It was my beloved Friend-Muse-Patron Monique Motil who came up with the idea of “Make-Cation”.
Monique has always been my inspiration for mixed media and assemblage art, and I learned so much about how to trust my creative impulses around materials watching her work evolve over the years. I did my first Make-Cation in Fall 2017, and for eight days in March I did it again! It was a glorious time of renewal, full of energizing fiddling, fooling, fussing and gluing! Nothing makes me happy like taking a hacksaw to a plastic toyl!
It may surprise some people but drawing and painting isn’t “fun” for me. It’s hard work where I put my whole identity on the line every time and demand the best I can possibly do from myself. Like going to the gym, it feels great in the sense of being healthy, rewarding and good for me.
Plus there is a huge added bonus in that it gives happiness to the people I document and helps to share their stories with the world. So it is deeply meaningful and feels like service, which I love.
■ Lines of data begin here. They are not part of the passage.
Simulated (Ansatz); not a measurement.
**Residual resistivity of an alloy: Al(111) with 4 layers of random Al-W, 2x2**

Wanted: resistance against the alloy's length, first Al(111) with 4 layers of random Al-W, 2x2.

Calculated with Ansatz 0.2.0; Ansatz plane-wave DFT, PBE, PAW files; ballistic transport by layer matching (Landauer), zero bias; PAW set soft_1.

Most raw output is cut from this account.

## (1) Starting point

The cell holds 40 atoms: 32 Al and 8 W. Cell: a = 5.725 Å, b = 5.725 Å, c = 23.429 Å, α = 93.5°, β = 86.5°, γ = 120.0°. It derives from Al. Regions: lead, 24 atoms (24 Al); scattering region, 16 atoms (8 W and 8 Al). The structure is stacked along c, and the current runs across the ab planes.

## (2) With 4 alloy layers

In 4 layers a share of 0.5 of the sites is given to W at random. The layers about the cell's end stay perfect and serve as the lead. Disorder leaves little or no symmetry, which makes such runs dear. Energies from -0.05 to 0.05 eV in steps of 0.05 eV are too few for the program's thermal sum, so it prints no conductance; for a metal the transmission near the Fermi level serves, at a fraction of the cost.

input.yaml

However it’s hard work, and I do it pretty much all the time, so I took a week to do the art that feels like play – making stuff!
Touching and handling beautiful materials like velvet leaves, gold wire and garnet beads makes me feel nourished and exhilarated.
I started on Day One with these cheap pot metal crowns and the heaps of metal leaf charms and stampings I’ve had for years.
I used beads and pearls and resin and glass leaves too, and sewed everything in with different weights of gold wire, then secured it with blobs of E6000.
I learned about using wire to secure decorative elements when I did a Halloween party with the help of a guy who had run commercial haunted houses, in 2001. He said anytime you want something to stay put, wire it in.
I figure people can wear the crowns whenever we finally have our Summer Solstice party.
Then I gave some bugs a bath.
One thing I have learned from action figure customizing folks and Burning Man art folks is that assemblage art lives or dies by its adhesives and primer coat.
The plastic bugs got a nice soak in very hot soapy water to remove any traces of mold release so they would accept paint and glue better.
Once they were completely dry I went bug crazy with the glue gun. I had been wanting to make a gothic rococo gilt frame with horrible insects for many years.
I recently found a €3,99 plastic frame at our local Woolworth’s (we still have those here!) to use as a base. I washed the frame in hot soapy water too, to remove any oils or dirt, and then attached the bugs and some resin flowers with the glue gun.
Once the glue was cooled and set I used my precious Apoxie-Sculpt to unite the bugs with the frame, smoothing their edges into the surface so they look more carved or bas-relief. (You can read more about this here.)
Then I coated the whole thing with Mod Podge, which I’ll explain in the next Make-Cation post, and then I spray-painted it gold! Few things are as gratifying as gold spray paint.
I also cut some pieces of cardstock to fit some of the gaps in the frame, because I needed to reduce the visual detail after adding the bugs – I wanted to it read clearly from a distance. To help that, I also sprayed it from below with a light mist of black spray paint.
I am so pleased with how it came out. Look how nicely the plastic spider sits at the top! I made a little decoupage piece to go in it using die-cut butterflies and some Dresden trim moons I got at Castle In the Air like 20 years ago.
I Mod-Podged them right onto the black cardboard that was the backing of the frame, because I am a deeply lazy person.
I also made some Cernunnos crowns, because you never know when you’ll need those.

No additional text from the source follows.